In the wash of shadows and light in the pre-war building housing French Feast, Jean-Michel Fraisse and Mickael Cornutrait are once again serving the classic, impeccable French cuisine which anchored their previous restaurant, La Vie En Rose.
When a landslide decimated La Vie En Rose’s kitchen (for the second time) in 2015, owner Fraisse decided that he had had enough of that spot. Kuala Lumpur’s bastion of faultless, classic French food, with its inimitable sense of romance, closed its doors.
But you can’t keep two good chefs down, and so it was really only a matter of time – and a quest for the right spot – before they popped up again in a new home. They found the sweet spot on Tengkat Tong Shin, a street steeped in history and drenched in atmosphere, where only the merest spillover of party-goers from the adjunct Changkat Bukit Bintang may be found.
A new home deserved a new name, with Fraisse and head chef Cornutrait steering away from the romance and sentimentality of the La Vie En Rose moniker, and opting for a concept which shifted the focus more squarely onto the menu itself.
At night, French Feast is spun of soft spotlights and softer shade, which cushions the bare brick feature wall. If you’re here at sunset, you’ll see the dwindling light shining through green glass art deco-style panes. It’s a simple set-up, but effectively charming, and a great canvas for the food.
Meals are preceded by baskets of the house bread, which arrive at the table with the requisite fluffy interior, crisp crust and wonderful aroma. Also, an amuse bouche – ours was a tiny slab of chunky, country-style terrine, meaty yet delicate.
The mains section especially may seem quite preoccupied with meat, but don’t discount the entire page of speciality canned fish – mackerel, anchovy or sardine confit, all vintage, or smoked cod liver pate, served with bread and greens. They’re revelatory in flavour, and substantial meals on their own.

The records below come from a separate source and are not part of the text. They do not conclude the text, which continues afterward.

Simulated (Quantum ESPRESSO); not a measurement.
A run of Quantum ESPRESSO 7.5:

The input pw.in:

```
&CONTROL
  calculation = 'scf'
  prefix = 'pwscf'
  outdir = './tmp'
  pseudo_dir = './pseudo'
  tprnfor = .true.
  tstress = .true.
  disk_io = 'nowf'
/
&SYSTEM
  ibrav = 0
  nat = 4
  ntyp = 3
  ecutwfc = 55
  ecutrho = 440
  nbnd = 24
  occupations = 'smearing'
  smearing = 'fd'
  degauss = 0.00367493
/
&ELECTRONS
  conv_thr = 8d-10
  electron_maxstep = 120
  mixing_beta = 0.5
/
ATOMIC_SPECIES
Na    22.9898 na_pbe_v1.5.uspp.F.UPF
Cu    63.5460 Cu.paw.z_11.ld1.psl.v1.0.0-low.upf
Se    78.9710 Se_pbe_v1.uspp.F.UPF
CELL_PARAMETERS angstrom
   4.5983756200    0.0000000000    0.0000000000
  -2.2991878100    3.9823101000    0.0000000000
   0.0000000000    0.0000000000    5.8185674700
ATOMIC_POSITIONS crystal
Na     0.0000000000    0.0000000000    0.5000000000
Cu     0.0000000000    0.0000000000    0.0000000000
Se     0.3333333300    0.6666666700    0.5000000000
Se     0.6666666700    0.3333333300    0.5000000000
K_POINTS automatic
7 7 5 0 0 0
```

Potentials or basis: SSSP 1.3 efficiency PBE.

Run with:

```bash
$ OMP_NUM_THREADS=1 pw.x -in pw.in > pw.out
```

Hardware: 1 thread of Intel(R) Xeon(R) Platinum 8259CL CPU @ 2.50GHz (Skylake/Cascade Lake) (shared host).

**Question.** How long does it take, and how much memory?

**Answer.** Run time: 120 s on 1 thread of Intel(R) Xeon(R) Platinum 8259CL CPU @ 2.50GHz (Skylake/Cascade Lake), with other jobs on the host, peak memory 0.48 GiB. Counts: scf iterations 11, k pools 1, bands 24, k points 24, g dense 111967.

We started our dinner with the Poelee d’escargots aux champignons, crème d ail et persil (RM32), escargot in garlic and parsley cream, with mushrooms sliced just so. The sense of just-right balance that pervades the whole menu is apparent here – the escargot had a just-so bouncy spring, the thick sauce the requisite richness, without being overwhelming.
Les oeufs en meurette (RM30) provided a glimpse of one of the restaurant’s cornerstones: richly-flavoured, slow-cooked sauces with depths to their depths. You’ll look at that house-made bread with new eyes when you encounter the sauces here – it’s a treasured ally in soaking every bit up.
In this dish, a poached egg constantly threatening to spill golden yolk was doused in a red wine sauce, with croutons, mushrooms, pearl onions and the lardons that you’ll find in quite a few of the meat dishes – these thick matchsticks of fat are quite magical when it comes to adding flavour.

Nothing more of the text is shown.